When Mobility No Longer Protects - Rheinmetall and the New Reality of Air Threats

For decades, ground forces relied on a simple assumption: keep moving and you stay alive. That logic no longer holds.
According to Tobias Lehmann, Product Manager Command and Control at Rheinmetall, the threat picture from the air has changed so radically that it is forcing armed forces worldwide to rethink how they fight, maneuver, and defend themselves. What was once dismissed as a marginal, asymmetric danger has become a decisive factor on the modern battlefield.
“What used to be a fringe threat can now wipe out mechanized formations within minutes,” Lehmann explains. The drivers of this shift are well known—but their combined impact is unprecedented: FPV drones, swarm tactics, hypersonic weapons, and new forms of electronic resilience such as fiber‑optic control links that are largely immune to jamming.
Cheap Attack, Expensive Defence
Perhaps the most disruptive element is economics.
An FPV attack drone today can cost less than a set of tires for a mid‑size car, yet deliver precise and lethal effects. At the same time, traditional air‑defence systems remain expensive, limited in numbers, and often optimized for very different threat profiles.

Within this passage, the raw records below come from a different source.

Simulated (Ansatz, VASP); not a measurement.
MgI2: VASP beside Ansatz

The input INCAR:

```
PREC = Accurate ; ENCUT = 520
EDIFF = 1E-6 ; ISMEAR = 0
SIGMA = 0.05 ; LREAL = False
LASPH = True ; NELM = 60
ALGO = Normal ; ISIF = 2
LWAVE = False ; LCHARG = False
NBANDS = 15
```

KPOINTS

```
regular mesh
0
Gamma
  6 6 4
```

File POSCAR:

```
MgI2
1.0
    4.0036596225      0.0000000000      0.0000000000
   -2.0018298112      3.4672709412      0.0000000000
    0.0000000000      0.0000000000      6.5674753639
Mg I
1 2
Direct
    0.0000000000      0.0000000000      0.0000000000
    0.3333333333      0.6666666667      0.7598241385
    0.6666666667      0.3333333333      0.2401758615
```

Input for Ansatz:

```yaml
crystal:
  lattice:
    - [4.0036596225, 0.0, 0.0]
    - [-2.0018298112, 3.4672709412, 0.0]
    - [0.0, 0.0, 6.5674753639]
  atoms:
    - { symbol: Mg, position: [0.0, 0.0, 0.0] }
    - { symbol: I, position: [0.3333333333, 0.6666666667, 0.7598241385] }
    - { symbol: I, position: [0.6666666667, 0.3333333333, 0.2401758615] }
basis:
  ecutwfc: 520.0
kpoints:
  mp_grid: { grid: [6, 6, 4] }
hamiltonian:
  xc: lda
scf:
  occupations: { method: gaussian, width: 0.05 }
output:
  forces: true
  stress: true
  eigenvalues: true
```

This imbalance has strategic consequences. “Mobility no longer protects,” Lehmann says. What was once a covered relocation is now “a target with coordinates.” Persistent sensors, ubiquitous drones, and real‑time data sharing have turned movement itself into a vulnerability.
From Guns to Systems
These changes are also reshaping air defence.
Classical point‑defence systems, designed to operate largely in isolation, are reaching their limits. What is required now are networked solutions that fuse sensors, command‑and‑control, and effectors in real time.
Rheinmetall’s response is exemplified by its Skyranger air‑defence turret. “This is no longer a gun in the classical sense,” Lehmann says. “It is a digital effector.” The decisive factor is not just firepower, but how seamlessly the system is embedded into a larger defensive architecture.
At the heart of that architecture lies Skymaster, Rheinmetall’s command‑and‑control software. Skymaster aggregates sensor data from multiple sources—organic sensors as well as external radars—into a single, shared air picture. Threats are automatically evaluated and assigned, with the goal of reducing the time between detection and engagement to mere seconds.
Interoperability as a Requirement
A defining feature of modern air defence is interoperability.
Armed forces no longer want closed systems from a single vendor. “Customers want to mix and match,” Lehmann notes—radars from one manufacturer, effectors from another. Rheinmetall has therefore designed Skymaster and its air‑defence portfolio around an open system architecture, allowing new sensors, weapons, and capabilities to be integrated quickly. [militaeraktuell.at]
This flexibility is critical in a threat environment that evolves faster than traditional procurement cycles. Systems must be upgradable, adaptable, and scalable—without requiring a complete redesign every time the threat changes.
A Fundamental Shift in Defence Thinking
For militaries, the implications are profound.
The future of short‑range air defence is not defined by individual platforms, but by speed, data fusion, and system‑of‑systems thinking. The ability to detect, decide, and act faster than the attacker is becoming the primary measure of effectiveness.
Rheinmetall’s facility in Zurich‑Oerlikon, home to its air‑defence expertise, is currently ramping up operations in response to this demand. The focus is no longer on single weapons, but on integrated defensive networks capable of dealing with mass, speed, and complexity.
In the new air‑threat reality, protection is no longer about armor or mobility. It is about information, connectivity, and seconds.
And those who cannot compress the kill chain fast enough may not get a second chance.